Moving and thriving alongside the physicality of disability: the work of Jerron Herman


Molly Joyce talks to New York-based interdisciplinary artist Jerron Herman about disability, dance and his ongoing journey into making work through the combination of dance, text, and visual storytelling.

“The physicality of disability is so prevalent in dance… to an extent my job is to show the unknowns of it.” “It’s the vignette of life with disability I am most interested in… showing you how disabled people thrive.”
Jerron Herman

In late 2017 I was writing music for a video featuring dance, at a time my work was progressing to embrace disability more and more. I was working on a song that reflected notions of body and being from a disability perspective, and was looking to collaborate with a disabled dancer. I came upon a video feature on Jerron Herman on Great Big Story and was mesmerized by his fluid and captivating movement. We are both performers with an impairment on the left sides of our bodies who share an interest in emphasising the place of disability within our work.
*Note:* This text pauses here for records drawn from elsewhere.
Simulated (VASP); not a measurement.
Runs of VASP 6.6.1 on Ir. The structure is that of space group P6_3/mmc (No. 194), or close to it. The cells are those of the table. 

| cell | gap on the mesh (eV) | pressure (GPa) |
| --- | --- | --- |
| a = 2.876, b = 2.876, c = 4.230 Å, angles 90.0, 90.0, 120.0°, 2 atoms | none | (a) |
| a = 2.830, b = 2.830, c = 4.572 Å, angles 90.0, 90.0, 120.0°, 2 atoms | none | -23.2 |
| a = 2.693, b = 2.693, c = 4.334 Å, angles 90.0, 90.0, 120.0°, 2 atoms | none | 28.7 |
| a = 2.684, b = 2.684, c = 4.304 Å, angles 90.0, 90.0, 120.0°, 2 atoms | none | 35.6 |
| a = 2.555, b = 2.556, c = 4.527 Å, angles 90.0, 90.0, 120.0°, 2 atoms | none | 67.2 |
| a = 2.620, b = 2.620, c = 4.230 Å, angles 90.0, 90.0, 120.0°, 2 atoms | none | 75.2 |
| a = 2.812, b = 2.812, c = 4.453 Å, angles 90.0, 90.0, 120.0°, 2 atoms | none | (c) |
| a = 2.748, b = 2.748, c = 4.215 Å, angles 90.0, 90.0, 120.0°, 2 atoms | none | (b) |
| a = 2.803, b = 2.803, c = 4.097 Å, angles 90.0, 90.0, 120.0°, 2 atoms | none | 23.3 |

Herman responded to a message via LinkedIn, and thus began our collaborative endeavors. These include the Body and Being video with The Roof, live performance Phys. Ed. / aREST / Phys. Ed. BALANCE by Herman at Gibney Dance, and more recently Breaking and Entering, an evening-length work that premiered at New York’s Danspace Project in November 2019 that explores our parallel impaired left sides through divergent yet uniting facets of congenital and acquired disability.

Excerpt from ‘Breaking and Entering’

I was fortunate to sit down virtually with Herman in June 2020 to hear recent thoughts on his ongoing practice, relation to his intersectional identity, and how that has developed. Herman grew up Alameda, California in the San Francisco Bay Area, a pivotal center for disability activism. When he moved to New York City for college he wanted to be an artist and specifically a playwright, however was creating narratives that didn’t explicitly deal with disability. He thought the stories could be neutral, and that his personal self and identity would be exposed with his physical presence as a Black disabled male at the theater, rather than constructing the narrative around such, and as he states: “being a disabled artist but not necessarily creating disability work.”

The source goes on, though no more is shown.